Published online by Cambridge University Press: 08 January 2010
[I]t is not the pursuit of happiness but the enlargement of freedom which is socialism's highest aim.
R. H. S. CrossmanThe beginning of the twenty-first century is a tough time for socialists and socialism, so it may seem to be an odd moment to revisit John Stuart Mill's relationship to socialism. Socialism today is hardly a major locus of mass mobilization as it was in the early twentieth century, or as various forms of nationalism, populism, and religious fundamentalism are at present. Of course, socialism also was not a major object of mass mobilization in Mill's time, although it had begun to preoccupy European intellectuals. That said, political theory has rarely been satisfied merely to confirm prevailing notions of what is possible or desirable, and Mill's political theory is a case in point. Mill wrote to Pasquale Villari near the end of his life that his work “lies rather among anticipations of the future than explorations of the past” (Mill, “Letter to Pasquale Villari,” 28 February 1872, CW XVII: 1873). One of the remarkable features of his thought is just how much this claim still resonates.

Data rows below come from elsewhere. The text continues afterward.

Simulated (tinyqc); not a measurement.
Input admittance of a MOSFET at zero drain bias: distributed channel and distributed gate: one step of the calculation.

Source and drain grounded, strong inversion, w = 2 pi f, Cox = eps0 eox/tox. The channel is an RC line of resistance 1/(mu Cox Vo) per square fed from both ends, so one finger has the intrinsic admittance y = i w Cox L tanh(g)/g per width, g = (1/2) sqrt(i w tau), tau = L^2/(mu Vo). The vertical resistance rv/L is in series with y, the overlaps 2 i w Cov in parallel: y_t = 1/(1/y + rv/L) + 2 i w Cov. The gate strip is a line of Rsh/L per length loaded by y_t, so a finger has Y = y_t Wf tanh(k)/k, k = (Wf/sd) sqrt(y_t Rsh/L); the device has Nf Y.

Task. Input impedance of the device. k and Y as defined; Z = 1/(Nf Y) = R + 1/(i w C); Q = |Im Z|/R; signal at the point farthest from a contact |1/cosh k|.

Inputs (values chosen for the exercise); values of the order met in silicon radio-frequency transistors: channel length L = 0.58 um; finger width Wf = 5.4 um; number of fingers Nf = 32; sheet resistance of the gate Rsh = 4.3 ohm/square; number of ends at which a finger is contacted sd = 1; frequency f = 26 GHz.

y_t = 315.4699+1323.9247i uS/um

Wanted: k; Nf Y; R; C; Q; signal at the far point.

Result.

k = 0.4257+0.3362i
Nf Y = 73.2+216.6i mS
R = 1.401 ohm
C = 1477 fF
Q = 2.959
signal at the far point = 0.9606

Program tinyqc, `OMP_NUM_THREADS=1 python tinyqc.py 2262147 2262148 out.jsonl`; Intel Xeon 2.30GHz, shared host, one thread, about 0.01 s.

Although socialist politics currently is in retreat, Mill's sympathetic engagement with socialism still speaks powerfully to current political economic challenges, especially to the barriers to equal freedom and democratic self-government embodied in contemporary global capitalism. The experience of the past century indicates strongly, against doctrinaire Marxism, that socialism is by no means historically inevitable.